Decision making for success
   

Waffle, waffle move or topple, make a decision, please! The increasing complexity of global business, expanding markets and seemingly endless opportunities in which to compete for consumer attention has created a new paradigm in which managers and leaders are forced to evaluate the quality, timeliness and frequency of their decision making. The ancient luxury of letting a decision sit in the in-box for months at a time, hoping that it will go away, is reflective of a time when domestic tranquility was a 60 percent market share and competition was a gentleman’s agreement about not airing each other’s dirty laundry. In that atmosphere, managers were taught numerous rational decision making processes, all of which were designed to minimize the human equation and maximize the objectivity of the decision. A crucial variable in the decision mix was ‘the amount of information needed’ before rendering a rational decision. This often misused and misaligned variable became the accepted norm for delaying a decision until all the ‘facts’ were known. It was an incredible assumption, even for a time when the domestic marketplace was dominated by brand name producers. In an odd sort of way, the process allowed for rewarding ‘not’ making a decision as opposed to actually making one. Consequently, managers of that era took comfort knowing that many of their risk-aversive decisions would move them up the corporate ladder a lot faster than a decision that ran a greater risk of not working. In doing so, we created a culture of comfort as opposed to one of constant innovation.

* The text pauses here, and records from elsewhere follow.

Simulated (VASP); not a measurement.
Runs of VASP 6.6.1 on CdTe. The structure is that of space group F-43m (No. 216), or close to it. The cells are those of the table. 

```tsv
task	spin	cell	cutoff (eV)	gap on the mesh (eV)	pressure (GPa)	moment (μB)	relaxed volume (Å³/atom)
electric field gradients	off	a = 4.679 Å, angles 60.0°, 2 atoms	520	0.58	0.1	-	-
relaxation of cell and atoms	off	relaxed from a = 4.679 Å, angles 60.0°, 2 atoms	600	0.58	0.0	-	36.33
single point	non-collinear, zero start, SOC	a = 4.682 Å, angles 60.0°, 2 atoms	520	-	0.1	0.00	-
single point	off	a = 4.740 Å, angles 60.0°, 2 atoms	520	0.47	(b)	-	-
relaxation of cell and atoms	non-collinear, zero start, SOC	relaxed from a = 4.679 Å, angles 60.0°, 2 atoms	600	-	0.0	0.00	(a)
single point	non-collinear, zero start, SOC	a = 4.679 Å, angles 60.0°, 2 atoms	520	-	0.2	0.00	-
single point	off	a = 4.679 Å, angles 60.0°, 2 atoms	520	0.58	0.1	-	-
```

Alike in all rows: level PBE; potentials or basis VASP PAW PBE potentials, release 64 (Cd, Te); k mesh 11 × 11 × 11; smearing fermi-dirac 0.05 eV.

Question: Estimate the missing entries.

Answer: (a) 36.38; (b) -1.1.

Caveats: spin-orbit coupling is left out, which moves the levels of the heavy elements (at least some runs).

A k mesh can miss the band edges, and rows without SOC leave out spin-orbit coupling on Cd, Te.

Legacies from a bygone era only serve to remind us of how far we’ve come and how much more is needed. The decision making process in the business arena has taken a one hundred and eighty degree turn from the days of old. Unfortunately, far too many managers neglected to make the turn from reliance on not having enough information to ‘going with what you have’. The global changes that have forced business into uncomfortable, but necessary actions has also changed the dynamic of the decision making process such that the process is not depicted as a linear design, but a pie chart. The decision making pie chart is part rationale, part gut, part information and part opinion. The percentages of those parts vary with the nature of the business and the person making the decision. However, all of those parts sit in a pie pan called ‘timing’.

Knowing when the right time to make a decision is is more an art form than science, but it is an essential piece of the equation. What makes it such an important piece is that it can jettison a manager’s career or send it into a crash and burn. The speed with which business moves in this global environment makes it even harder to have all the information at the time that it is needed. Managers untrained in the fine art of ‘timing’ as a factor in decision making will oftentimes waffle around the decision before actually moving it forward. What they fail to realize is that when they delay a decision in an effort to minimize the risk, they actually increase the risk through their procrastination. Decision making in the global environment is about (1) analysis of factors, (2) formulating a strategy, (3) implementing the decision and (4) having the flexibility to make changes where needed.

The global business environment is not a place where waffling around a decision can be tolerated. As more countries gear up to become players in the global game, the rules that governed the decision making process have been replaced by more staunch realities. The hard core reality is that it is harder and harder to waffle when there is so much at stake.